To know the Lord

   In 1 Samuel 3:7 it says, "Now Samuel did not yet know the Lord, nor had the word of the Lord yet been revealed to him."

    In 1 Samuel 3, we begin to read about Samuel's first encounters with the Lord.  Samuel was a child who was dedicated since he was weaned by his mother to serve the Lord in the temple.  She left him with a man named Eli, who was priest at that time.  Samuel grew up as Eli's assistant in the temple,  But, scripture tells us here in 1 Samuel 3:7, that he did not yet know the Lord.  The word know is the Hebrew word yada', which means that he did not know the Lord by his own experience.  He had not yet recognized who the Lord is in his own life.  The Bible tells us this because in this story the Lord was trying to speak to Samuel and Samuel didn't recognize his voice.

    One thing I noticed is that when Samuel runs to Eli, Eli tells Samuel that when the Lord speaks to you to say,"Speak, Lord, for Thy servant is listening."   Yet, that is not what Samuel says.  Samuel says, "Speak, for Thy servant is listening."  You may think that I am splitting hairs here, but I noticed that Samuel did not yet call him "Lord".  Maybe because he was just a small kid.  Maybe because he didn't really know him as Lord.

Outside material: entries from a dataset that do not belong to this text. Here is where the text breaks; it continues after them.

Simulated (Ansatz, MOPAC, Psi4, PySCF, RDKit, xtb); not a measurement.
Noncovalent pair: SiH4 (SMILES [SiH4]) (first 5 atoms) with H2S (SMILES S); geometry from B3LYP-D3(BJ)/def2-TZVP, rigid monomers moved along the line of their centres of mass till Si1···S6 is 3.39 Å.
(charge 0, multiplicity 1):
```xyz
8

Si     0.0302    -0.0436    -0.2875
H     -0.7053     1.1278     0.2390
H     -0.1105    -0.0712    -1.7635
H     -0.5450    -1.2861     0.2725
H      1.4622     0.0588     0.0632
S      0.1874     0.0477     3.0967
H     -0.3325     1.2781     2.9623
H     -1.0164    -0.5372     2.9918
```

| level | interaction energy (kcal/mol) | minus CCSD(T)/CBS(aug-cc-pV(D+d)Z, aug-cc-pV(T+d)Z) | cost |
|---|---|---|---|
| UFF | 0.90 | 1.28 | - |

    I also think it is interesting that though he is a small child, the Lord entrusts him with a big and somewhat scary message.  I wonder to myself what the rest of that night was like for Samuel.  Samuel heard that Eli and his family were going to be judged.  This is the man who had taken care of him since he was little.  The story really doesn't tell us if Samuel worried about himself in this passage.  I wonder if he did.  It only tells us that he was scared to tell the message to Eli.

   It reminds me of the vision that John had in Revelations 10:10.  An angel gives John the taste of eating a book.  The book has words on it on the inside and outside.  John says about this, "And I took the little book out of the angel's hand and ate it, and it was in my mouth sweet as honey, and when I had eaten it, my stomach was made bitter."  I think it was made bitter because sometimes the Word of God is both sweet and also has a bitter, harder side to it.  Sometimes we hear things we don't want to hear.  Sometimes it isn't just a sweet and warm message that God gives us.  That is something that Samuel found out from the very beginning.  He also learned another important lesson: that the God he served is holy.

   God also wants us to know Him as he wanted Samuel to know Him.  He wanted us to know him and perceive him for ourselves.  He still speaks to us today.  Some of us may not recognize his voice at first.  The joy of knowing God is a huge joy and honor, yet he doesn't water down his message for us.  Paul said about knowing God, I count all things to be loss in view of the surpassing value of knowing Christ Jesus my Lord, for whom I have suffered the loss of all things, and count them but rubbish in order that I may gain Christ," (Phil 3:8).  Paul was literally saying that he counted all things like human waste compared to the joy of knowing Christ.  Do you know Him?  He still wants to speak to you today?